The Decoding Challenge: Brachygraphy 2.0

Brachygraphy was hard to decipher for Dickens, but Dickens’s shorthand is even harder for us because he reinvented it. He made a lot of changes to the system in order to make it easier to use for himself and his pupils. His son Henry said ‘at the time he taught me, he had so radically altered it, from time to time, as to make it practically a system of his own’.[1] So we are dealing with Dickens’s own brand of shorthand: Brachygraphy 2.0. This novel version has new symbols invented by Dickens in which the meaning of the word is helpfully suggested by the shape of the symbols – three horizontal lines to represent ‘electric telegraph’, two vertical lines to mean ‘together’. Arthur Stone’s notebook also shows him inventing ‘combinations’ which blend the shapes for different letters into new characters. The quicker Dickens wrote in shorthand, the more blurred the distinctions between characters became. Dickens merged the symbols for ‘your’, ‘will’, and ‘were’ into one multi-purpose shape. This ‘shorthand of shorthand’ was easy for Dickens to write, but very hard for us to read.

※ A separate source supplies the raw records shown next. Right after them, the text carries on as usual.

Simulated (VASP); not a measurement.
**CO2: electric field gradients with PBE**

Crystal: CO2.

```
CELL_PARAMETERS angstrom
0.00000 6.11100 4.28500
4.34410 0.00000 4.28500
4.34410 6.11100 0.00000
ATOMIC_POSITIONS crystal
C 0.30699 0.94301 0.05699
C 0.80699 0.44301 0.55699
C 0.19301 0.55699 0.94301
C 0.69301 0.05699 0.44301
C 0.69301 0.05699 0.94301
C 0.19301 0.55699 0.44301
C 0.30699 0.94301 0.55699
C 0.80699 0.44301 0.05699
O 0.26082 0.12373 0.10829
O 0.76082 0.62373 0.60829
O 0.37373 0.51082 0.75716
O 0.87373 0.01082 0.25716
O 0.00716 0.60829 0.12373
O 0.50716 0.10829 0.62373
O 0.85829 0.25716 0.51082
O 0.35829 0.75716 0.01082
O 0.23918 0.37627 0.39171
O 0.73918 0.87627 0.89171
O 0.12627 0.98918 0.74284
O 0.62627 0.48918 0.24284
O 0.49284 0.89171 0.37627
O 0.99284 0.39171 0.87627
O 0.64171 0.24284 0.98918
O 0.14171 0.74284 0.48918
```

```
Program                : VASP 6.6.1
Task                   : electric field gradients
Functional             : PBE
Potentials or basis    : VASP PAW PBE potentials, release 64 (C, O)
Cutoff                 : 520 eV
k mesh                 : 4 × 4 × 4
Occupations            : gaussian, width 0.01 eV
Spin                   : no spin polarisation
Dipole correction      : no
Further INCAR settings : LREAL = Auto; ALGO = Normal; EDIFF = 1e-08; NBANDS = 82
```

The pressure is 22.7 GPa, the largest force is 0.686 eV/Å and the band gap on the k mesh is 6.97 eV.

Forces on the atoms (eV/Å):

Dickens’s Brachygraphy 2.0 was imaginative, efficient and user-friendly – at least for its creator and his pupils. However, by simplifying the system, he made it harder for us to decipher because there is no manual that we can use. We only have his shorthand notebooks and manuscripts to fall back on. The challenge for the Dickens Decoders is to work out the details of Dickens’s new system by using the notebooks to decipher his manuscripts. The more we transcribe, the more we are able to understand the ‘Dickens Code’. This process of understanding is really what our project is all about.

References

[1] Henry Dickens, The Recollections of Sir Henry Dickens, K.C. (London: Heinemann, 1934), 42.